Reading is Unnatural: Designing with the Mind in Mind

By Jeff Johnson

Reading is a complex, taxing process, particularly for unskilled readers. While speaking and understanding spoken language is a natural human ability, reading is not. Technical communicators can increase reading speed and comprehension with careful, science-based design.

This article is an abridged excerpt from the book Designing with the Mind in Mind: Simple Guide to Understanding User Interface Guidelines, Third Edition. Some explanations and examples have been removed due to space constraints.

Most people in industrialized nations grow up in households and school districts that promote education and reading. They learn to read as young children and become good readers by adolescence. As adults, most of our activities during a normal day involve reading. Reading is, for most educated adults, automatic, leaving our conscious minds free to ponder the meaning and implications of what we are reading. Because of this background, it is common for good readers to consider reading a “natural” human activity, like speaking.

We Are Wired for Language but Not for Reading

Speaking and understanding spoken language is a natural human ability, but reading is not. Over hundreds of thousands — perhaps millions — of years, the human brain evolved the neural structures necessary to support spoken language. Humans are born with an innate ability to learn, with no systematic training, whatever language they are exposed to. After early childhood, this ability decreases significantly. For example, newborn babies can hear and distinguish all the sounds of all languages, but as they learn the language of their home environment, they lose the ability to distinguish sounds that are not distinguished in that language.¹ By adolescence, learning a new language is the same as learning any other skill — it requires instruction and practice, and the learning and processing are handled by different brain areas from those that handled it in early childhood.²

In contrast, writing and reading did not exist until a few thousand years BCE and did not become commonplace until only four or five centuries ago — long after the human brain had evolved into its modern state. At no time during childhood do our brains show any special innate ability to learn to read. Instead, reading is an artificial skill that we learn by systematic instruction and practice, like playing a violin, juggling, or reading music.²

Many People Never Learn to Read Well, or at All

Because people are not innately “wired” to learn to read, children who either lack caregivers who read to them or receive inadequate reading instruction in school may never learn to read. There are a great many such people, especially in the developing world. By comparison, very few people never learn a spoken language. Some people who do learn to read never become good at it.

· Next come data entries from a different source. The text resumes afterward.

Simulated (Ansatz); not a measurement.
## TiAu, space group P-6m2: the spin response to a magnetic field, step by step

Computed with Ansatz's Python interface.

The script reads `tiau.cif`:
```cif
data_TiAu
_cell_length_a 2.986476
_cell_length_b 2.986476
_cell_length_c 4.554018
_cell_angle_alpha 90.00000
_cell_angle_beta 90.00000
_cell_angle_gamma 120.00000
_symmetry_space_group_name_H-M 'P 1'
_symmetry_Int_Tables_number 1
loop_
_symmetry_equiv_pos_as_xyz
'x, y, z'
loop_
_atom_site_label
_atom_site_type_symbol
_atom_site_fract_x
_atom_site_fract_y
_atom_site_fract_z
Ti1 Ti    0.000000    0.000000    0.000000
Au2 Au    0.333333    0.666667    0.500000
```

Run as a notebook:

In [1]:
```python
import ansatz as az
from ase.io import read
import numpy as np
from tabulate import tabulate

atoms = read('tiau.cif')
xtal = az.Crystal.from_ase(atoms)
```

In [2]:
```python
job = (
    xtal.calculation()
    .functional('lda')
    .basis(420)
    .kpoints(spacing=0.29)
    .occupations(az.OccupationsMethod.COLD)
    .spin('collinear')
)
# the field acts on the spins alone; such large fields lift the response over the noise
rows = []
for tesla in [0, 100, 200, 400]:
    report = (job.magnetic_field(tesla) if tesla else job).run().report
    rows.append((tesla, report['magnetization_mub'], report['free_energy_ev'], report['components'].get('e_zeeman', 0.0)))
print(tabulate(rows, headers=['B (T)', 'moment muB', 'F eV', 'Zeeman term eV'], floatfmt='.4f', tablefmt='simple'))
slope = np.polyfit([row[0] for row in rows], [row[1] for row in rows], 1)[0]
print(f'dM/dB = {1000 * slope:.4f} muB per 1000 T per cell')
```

A person’s ability to read is specific to a language and script (a system of writing). To see what text looks like to someone who cannot read, look at a paragraph printed in a language and script that you do not know (Figure 1).

Alternatively, you can approximate the feeling of illiteracy by taking a page written in a familiar script and language and turning it upside down. Turn this magazine upside down and try reading the next few paragraphs. This exercise only approximates the feeling of illiteracy. You will discover that the inverted text appears foreign and illegible at first, but after a minute you will be able to read it, albeit slowly and laboriously.

Learning to Read Equals Training Our Visual System

Learning to read involves training our visual system to recognize patterns exhibited by text.

These patterns run the gamut from low-level to high-level:

Lines, contours, and shapes are basic visual features that our brain recognizes innately. We don’t have to learn to recognize them.
Basic features combine to form patterns that we learn to identify as characters — letters, numeric digits, and other standard symbols. In ideographic scripts, such as Chinese, symbols represent entire words or concepts.
In alphabetic scripts, patterns of characters form “morphemes,” which we learn to recognize as packets of meaning — for example, “farm,” “tax,” “-ed,” and “-ing” are morphemes in English.
Morphemes combine to form patterns that we recognize as words — for example, “farm,” “tax,” “-ed,” and “-ing” can be combined to form the words “farm,” “farmed,” “farming,” “tax,” “taxed,” and “taxing.”
Words combine to form patterns that we learn to recognize as phrases, idiomatic expressions, and sentences.
Sentences combine to form paragraphs.

How We Read

Assuming our visual system and brain have successfully been trained, reading becomes semiautomatic or fully automatic — both eye movement and processing.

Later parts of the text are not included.